Samsing Tea Estate. Picture by Biplab Basak

Jalpaiguri, Dec. 24: The Bengal administration has intervened to reopen a Dooars tea garden within seven days of its closure because of alleged vandalism by a Trinamul-backed union.

Sources said the administration showed unusual alacrity in fast-tracking negotiations to open Samsing Tea Estate, which employs 1,460 labourers, because it did not want a garden to close over law-and-order issues at a time the Mamata Banerjee government had been highlighting the woes of estate workers because of demonetisation.

At a tripartite meeting involving the management of the tea estate in Jalpaiguri’s Malbazar, representatives of the Trinamul-backed Terai-Dooars Plantation Workers’ Union and the sub-divisional officer today, an agreement was reached that the garden would reopen on December 26.

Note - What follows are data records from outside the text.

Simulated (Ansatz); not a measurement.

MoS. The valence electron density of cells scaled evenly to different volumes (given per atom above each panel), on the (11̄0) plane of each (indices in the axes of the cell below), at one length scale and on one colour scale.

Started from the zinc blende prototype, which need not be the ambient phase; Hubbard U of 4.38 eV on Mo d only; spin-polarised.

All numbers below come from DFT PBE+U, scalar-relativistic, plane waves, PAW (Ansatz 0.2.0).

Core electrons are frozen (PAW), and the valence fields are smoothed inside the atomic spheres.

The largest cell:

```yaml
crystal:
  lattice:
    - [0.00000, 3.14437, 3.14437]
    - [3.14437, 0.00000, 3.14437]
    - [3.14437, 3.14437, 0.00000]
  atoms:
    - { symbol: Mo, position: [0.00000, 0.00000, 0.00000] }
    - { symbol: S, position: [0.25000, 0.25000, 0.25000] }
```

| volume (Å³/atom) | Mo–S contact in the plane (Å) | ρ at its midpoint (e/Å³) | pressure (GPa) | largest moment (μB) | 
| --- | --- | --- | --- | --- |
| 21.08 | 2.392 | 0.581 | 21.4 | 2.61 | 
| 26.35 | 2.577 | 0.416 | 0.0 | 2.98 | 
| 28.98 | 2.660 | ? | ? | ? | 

The Siliguri-based PCM Group that owns Samsing had announced suspension of work on December 20 after four leaders of the union allegedly ransacked the garden office and assaulted two assistant managers, accusing them of not making the estate ambulance available to a casual worker.

“In recent times, this will be the first instance of a garden reopening within seven days of suspension of work. Usually, negotiations drag on for months and years,” a representatives of a tea planters’ association said.

A source said the administration fast-tracked the talks to reopen Samsing “in record time”. Around 5,000 people live in the garden, which has a plantation area of 910 hectares.

The source said the Terai-Dooars Plantation Workers’ Union had assured the management that it would not intervene in the police case in which the four labour leaders have been named.

“The closure of a tea estate because of law-and-order problems would have been a loss of face for Trinamul at a time it is blaming the Centre’s demonetisation drive for the problems in gardens,” the source said.

Workers in many tea estates have not been getting wages because of the cash crunch.

Recently, tourism minister Gautam Deb and some other Trinamul leaders blamed Citu and CPM leaders for the closure of Tirrihannah Tea Estate in the Terai over a wage-payment dispute. Against the backdrop of such allegations, the suspected involvement of labour leaders associated with the ruling party in the closure of a garden had come as an embarrassment for Trinamul.

“That is why the administration was asked to take remedial measures and the union was told not to stand by the accused leaders and instead cooperate with the management,” a tea industry insider said.

A source said V.S. Parmar, a senior management official of Samsing, explained the situation that forced the company to announce suspension of work. Instead of arguing, the union leaders assured the management that peace would be maintained and labourers would be allowed to work.

“We have decided to reopen the garden on December 26. In fact, most of the managerial employees returned to the garden today,” Parmar said after the meeting.

Sukra Munda, the Trinamul MLA of Nagrakata and a leader of the Terai-Dooars Plantation Workers’ Union, said: “It is good that today’s meeting turned out to be a positive one.”